Oxford Dictionaries announced that “post-truth” was the word of the year for 2016. The Dictionary defined “post-truth” as an adjective “relating to or denoting circumstances in which objective facts are less influential in shaping public opinion than appeals to emotion and personal belief.”
Further, the editors noted that
Rather than simply referring to the time after a specified situation or event – as in post-war or post-match – the prefix in post-truth has a meaning more like “belonging to a time in which the specified concept has become unimportant or irrelevant.”
An article in Nature (vol. 540, issue 7631, 28 November 2016) contained an excellent analysis of how post-truth has become an acceptable part of daily discourse:
- The tolerance of inaccurate and undefended allegations.
- Non sequiturs in response to hard questions and outright denials of facts.
- Repetition of talking points passing for political discussion.
- Serious interest in issues and options treated as the idiosyncrasy of wonks
- “Don’t bother me with facts” is no longer a punchline; it has become a political stance.
The biggest problem in a post-truth world is determining who and what is telling the truth, and even further, not knowing what truth is. Truth, as used by Oxford Dictionaries and Nature, is not an abstract philosophical idea. The context implies that “truth is what conforms to reality.” Therein lies a problem: what is reality? Whose reality is it? Is it an objective or subjective reality? Is it both an objective and subjective reality? How can we know?
I think a few questions need to be asked when something is presented as true according to the facts:
- What is the source of the facts and is the source reliable?
- Are the facts the real facts, or have they been altered in some way for political or religious reasons?
- Do we have all the facts, or have some facts been withheld that skew the truth for political or religious reasons?
- Who is interpreting the facts and do they have the qualifications for making an interpretation?
However, the public has been conditioned to hearing sound bites and reading headlines, so real thinking rarely takes place. This may be why “objective facts are less influential in shaping public opinion than appeals to emotion and personal belief.”

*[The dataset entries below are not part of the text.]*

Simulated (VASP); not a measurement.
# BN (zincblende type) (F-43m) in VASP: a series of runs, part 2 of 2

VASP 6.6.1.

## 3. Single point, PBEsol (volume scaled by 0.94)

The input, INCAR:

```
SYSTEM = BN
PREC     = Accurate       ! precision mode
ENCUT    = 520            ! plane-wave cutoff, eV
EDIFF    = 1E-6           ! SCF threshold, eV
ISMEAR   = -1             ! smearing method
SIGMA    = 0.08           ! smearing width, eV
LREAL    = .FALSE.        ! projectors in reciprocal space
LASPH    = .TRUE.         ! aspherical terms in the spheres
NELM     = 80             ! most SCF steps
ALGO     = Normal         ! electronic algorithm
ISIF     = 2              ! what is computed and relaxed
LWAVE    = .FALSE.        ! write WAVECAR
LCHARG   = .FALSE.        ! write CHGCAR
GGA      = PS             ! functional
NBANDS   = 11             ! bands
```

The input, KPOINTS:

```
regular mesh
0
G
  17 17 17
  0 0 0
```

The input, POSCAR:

The media is often blamed for current state of affairs, and this is partially true. The media has limited time and space to present information. The public generally is not willing to read and/or listen to detailed presentations, and even less willing to think through the various consequences of information being accurate or inaccurate. No one wants to watch, read, or listen to detailed reports.
The problem with condensing information into smaller, acceptable bits for the public can result in some misleading analyses of that information. I do not believe this is because the media is “liberal” or “right wing” necessarily or that there is a media conspiracy of some kind. Media personnel are limited in their training and ability to summarize adequately everything that needs reporting. We all have this limitation, for we do not know everything about everything. We are responsible for investigating what is presented and coming to reasonable conclusions for ourselves. The post-truth world is not limited to secular society. It is evident in the religious culture as well and the comments of the writer in Nature would be applicable to much of what is happening in Christian circles.
The public has been conditioned to believe that all ideas are equal, so there is no need to think about them. However, some ideas are better than others and we choose those ideas that are better. This requires serious thinking and reflection, and there will always be differences of opinion about many ideas. The public in general lacks that skill. Living in a post-truth world informs me that I do not have complete truth, that I must consider some of my ideas may be temporary and subject to change as I come across new and better ideas. When new ideas come my way I need to be willing to make changes.
On the other hand, since I am involved in proclaiming some ideas I think are the better as a Christian minister, am I perpetuating a post-truth mentality in the process? Do I articulate clearly my reasons for choosing these ideas and not withhold the limitations of those ideas? Am I encouraging my hearers to engage in thoughtful reflection on and discussion of what I am proclaiming? Is my theology a series of non sequiturs? Am I appealing primarily to emotion and personal belief?
I can’t answer these questions satisfactorily. I believe positive change can be made in the lives of people and I can be a part of that change. To aid in the process I can only do my best to be honest with the “facts” that I believe to be true, to present them fairly, to be open to new truth along the way, and to accept the struggle with truth as part of the journey.